The Wilder Aisles 

Janice Wilder has been a legend of Sydney bookselling for over 40 years.

A modern take on Jane Austen

 - Wednesday, July 02, 2014

Six contemporary authors have been chosen by the Jane Austen Project to write modern versions of Austen's six complete novels. So far, Sense and Sensibility has been rewritten by Joanna Trollope and Northanger Abbey by Val McDermid. Of the two I think the Trollope has been the most successful at bringing the Austen narrative into the 21st century. A modern light is cast over the Dashwoods—Fanny and John, Belle and her three daughters, Elinor, Marianne and Margaret. I liked the idea of Elinor studying to be an architect, and although she doesn't finish her degree, she still gets a job to help with the family finances. This is a necessity after they lose their family home to John, who being male inherits the estate. I have always liked Elinor more than Marianne. I find Marianne's emotions difficult to take, but having said that I also find, at times, Elinor's tight rein on hers hard to take as well. In Trollope's version, Marianne throws herself on Willoughby at a dance, causing great embarrassment to Elinor. In the original, the scene is less dramatic but still very distressing to both Marianne and Elinor. Reading this new version sent me back to the original, and I definitely enjoyed it all the more as a result of reading the Trollope.
Northanger Abbey was never a favourite of mine, although my daughter tells me I missed the point—she reads it as a satire on gothic romances like The Mysteries of Udolpho by Ann Radcliffe, which were popular in Austen's time. I've always found Catherine Morland's rather hysterical manner difficult to cope with, and I find her even worse in McDermid's update. Catherine, who has been living a rather dreary life in Dorset, deprived of the romance and excitement she yearns for, is thrilled when she is invited to the Edinburgh Festival by her neighbours, the Allens. In Edinburgh, she attends a Highland dance class and meets the lovely Henry Tilney. Later she meets Bella, a girl of the same age, who shares her passion for supernatural novels. They become friends, but Bella, unfortunately, is not to be trusted. Through meeting Henry, she is invited to stay at Northanger Abbey, and on arriving her imagination starts to run riot. With its secret chambers, ghosts and crumbling turrets the ancient Abbey is exactly as she hoped. In her fevered imaginings, maybe even vampires have feasted in the dark, gloomy halls. What Catherine finds, of course, is that it's better to be in the real world than lost in the macabre reality of her imagination. Having said at the top of the column I liked the Trollope better, I find on reflection Val McDermid's outing was really quite fun. I actually much preferred Henry Tilney to both Willoughby and Edward from Sense and Sensibility. I of course went back and reread the original, and again enjoyed it more this time. The next two in the Project are Pride and Prejudice by Curtis Sittenfeld and Emma by Alexander McCall Smith. I am looking forward to both of them. Perhaps the purists would take issue with this whole project, and a lot of people I've chatted with seem to ask 'Why? regarding the project—I don't see why not. I also don't think Jane would mind (especially if it meant royalties and a room of her own).

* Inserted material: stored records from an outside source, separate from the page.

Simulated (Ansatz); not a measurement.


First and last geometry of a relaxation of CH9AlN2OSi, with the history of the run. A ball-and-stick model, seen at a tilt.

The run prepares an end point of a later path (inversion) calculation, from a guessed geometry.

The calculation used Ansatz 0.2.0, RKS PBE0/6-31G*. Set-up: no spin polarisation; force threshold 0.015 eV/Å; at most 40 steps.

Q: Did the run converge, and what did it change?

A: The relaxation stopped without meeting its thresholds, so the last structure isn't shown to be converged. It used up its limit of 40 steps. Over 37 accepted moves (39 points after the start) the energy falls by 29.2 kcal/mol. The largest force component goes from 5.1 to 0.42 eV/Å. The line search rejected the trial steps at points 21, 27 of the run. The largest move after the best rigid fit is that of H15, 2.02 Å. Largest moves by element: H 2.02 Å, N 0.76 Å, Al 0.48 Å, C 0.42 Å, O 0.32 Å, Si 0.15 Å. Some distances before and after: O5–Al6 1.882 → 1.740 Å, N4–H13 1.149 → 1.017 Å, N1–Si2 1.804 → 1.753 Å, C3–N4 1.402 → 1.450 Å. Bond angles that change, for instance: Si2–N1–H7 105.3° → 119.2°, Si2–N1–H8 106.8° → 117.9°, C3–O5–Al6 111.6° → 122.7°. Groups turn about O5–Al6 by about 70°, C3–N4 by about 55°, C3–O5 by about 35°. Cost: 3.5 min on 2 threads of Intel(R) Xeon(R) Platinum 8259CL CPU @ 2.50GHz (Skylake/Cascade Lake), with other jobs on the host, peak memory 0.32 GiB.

Children of War is the latest novel by Martin Walker featuring Bruno Courrèges, St Denis' Chief of Police—in thePérigord region of France. The beginning is quite hard to take—the body of man is found in the woods, brutally murdered. It turns out he was an undercover policeman, and a Muslim. A disturbed Bruno intends to make finding the murderer a high priority. However, his boss the Brigadier has other ideas. Meanwhile, Sami, a young Muslim boy from St Denis has been found on a French army base in Afghanistan, trying to get home. A friend of Bruno's has helped to smuggle Sami back into France, but the FBI are after him as well as an American woman who has an order for his extradition to the States. Bruno must unravel these various strands—the death of the policeman, Sami's time in Afghanistan, and why all these people are so very keen to get their hands on Sami. The seriousness of the situation becomes critical when Bruno himself is attacked, and he feels a desperate need to protect his town and his people from those who want to cause trouble. Alongside the Afghanistan story, another one is unfolding. A Jewish woman, who spent time as a young girl hidden from the Nazis in St Denis, has returned. She wants to visit the places where she stayed, and to make a donation towards some kind of memorial honouring those who kept her and other children safe throughout the war. How this story becomes part of the other, makes for very interesting reading. I think that Martin Walker's books are bigger than your basic crime novel—there is always so much more than murder and police procedurals going on. And there is of course the wonderful food and wine of the Périgord region, especially duck and goose and truffles—known as black gold. His website has lots to say about all this. It is great fun.